- divine revelation -
My dad told me that when he was young, he used to see my great-grandmother get down on her knees and pray hard for his family.
You know, sometimes I look around, or hear things, and get very envious.
The greatest and most dynamic preachers in the earth all weren't born into a christian family.
They all led horribly wrong lives; drugs, sex, smoking, getting into trouble with the law.
And one miraculous and momentous day in their late teens, they suddenly come across salvation by finding Jesus.
And it's like, SNAP!
The next moment their ENTIRE life is changed!!!
And they become such inspiring and fired-up people for Christ.
They go about and are able to change the life of others who were in the same state as they were.
They bring their entire family, and even community to Christ and a magnificent movement is sparked, with many many pre-believers coming to know Christ and His wonderful kingdom.
You know, I look at those people with such envy.
For I know that I will never have such a tremendous experience where my whole life is turned upside down.
I've been going to church since I was a baby, further back than I could ever remember.
I got baptised at the age of 7 or 8 with the pastor's son, and it could almost be said that Jesus has always been in my heart.
At the tender age of 11/12 I was already raising my hands to worship and call upon the name above all names so freely.
And you know what?
My faith then, that faith of a child, was fantastic.
The feeling I had when I God began to move in me was fantastic.
But you know what, because it happened when I was a child, I can't really remember what the feeling was like.
That's why I get envious.
Even Paul, the greatest of the apostles in the bible was not born into a Godly family.
In fact, he was the greatest persecutor of the church.
I read that, and I think to myself..
If only I had such a life-changing experience..

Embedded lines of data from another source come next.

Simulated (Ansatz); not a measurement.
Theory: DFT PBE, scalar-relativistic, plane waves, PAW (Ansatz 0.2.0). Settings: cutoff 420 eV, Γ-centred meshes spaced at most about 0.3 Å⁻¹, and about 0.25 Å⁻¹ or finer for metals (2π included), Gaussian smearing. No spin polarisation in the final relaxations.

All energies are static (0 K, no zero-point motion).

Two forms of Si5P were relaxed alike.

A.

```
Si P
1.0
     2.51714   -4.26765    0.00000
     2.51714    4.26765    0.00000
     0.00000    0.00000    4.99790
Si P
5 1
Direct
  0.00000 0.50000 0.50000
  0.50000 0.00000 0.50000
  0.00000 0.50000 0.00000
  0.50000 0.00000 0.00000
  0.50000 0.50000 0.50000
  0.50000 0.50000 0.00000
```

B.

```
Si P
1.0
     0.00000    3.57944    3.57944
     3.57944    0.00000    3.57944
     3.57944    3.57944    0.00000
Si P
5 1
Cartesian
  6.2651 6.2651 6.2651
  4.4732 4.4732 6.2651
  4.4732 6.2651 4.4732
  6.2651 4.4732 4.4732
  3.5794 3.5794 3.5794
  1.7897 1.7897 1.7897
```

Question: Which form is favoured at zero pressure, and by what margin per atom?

But the truth of the matter is I will never be able to have that.
I can't..
Sometimes I even think of just running away..
Just run away from God..
Get drunk.. high... loose.. smoke.. party.. enjoy what the world has to offer.
I mean... why are things created which we must abstain from??
Become a punk.. or some heavy metal rocker..
Isn't that cool?
Just swear off everything I hate..
And when I get into such deep deep shit, and I have nothing left, then maybe I'll stumble upon Jesus once more..
And then I'll be able to be transformed..
And used in mighty ways like so many dynamic evangelisers..
But then...
I'll be so so sorry won't I..
Would I ever be able to forgive myself??
Would I ever be able to stop my tears from flowing??
What if I never find Jesus again and commit suicide before that happens??
I'll be in hell for all eternity won't I..
Yeah sure I enjoyed my time of earth..
But eternity is... infinitely longer..
And to spend it in hell.. that sucks eh..
Haha sometimes I wonder why I think such silly thoughts..
I guess.. I should really count myself lucky that I know Jesus right now.
And He's in my heart.
And I have such a strong Christian family to support me.
Not to forget friends and mentors too.
So I'm not that different from Paul after all.
I better share all I have.
I better share Jesus.
Cos if I don't, who knows which of my pre-believer friends might end up in a burning lake of sulphur for all eternity.
I don't have to be the greatest preacher, the most dynamic youth pastor, a respected missionary, or someone like mother Theresa.
Guess I should just be me.
And follow what God's got in store for me.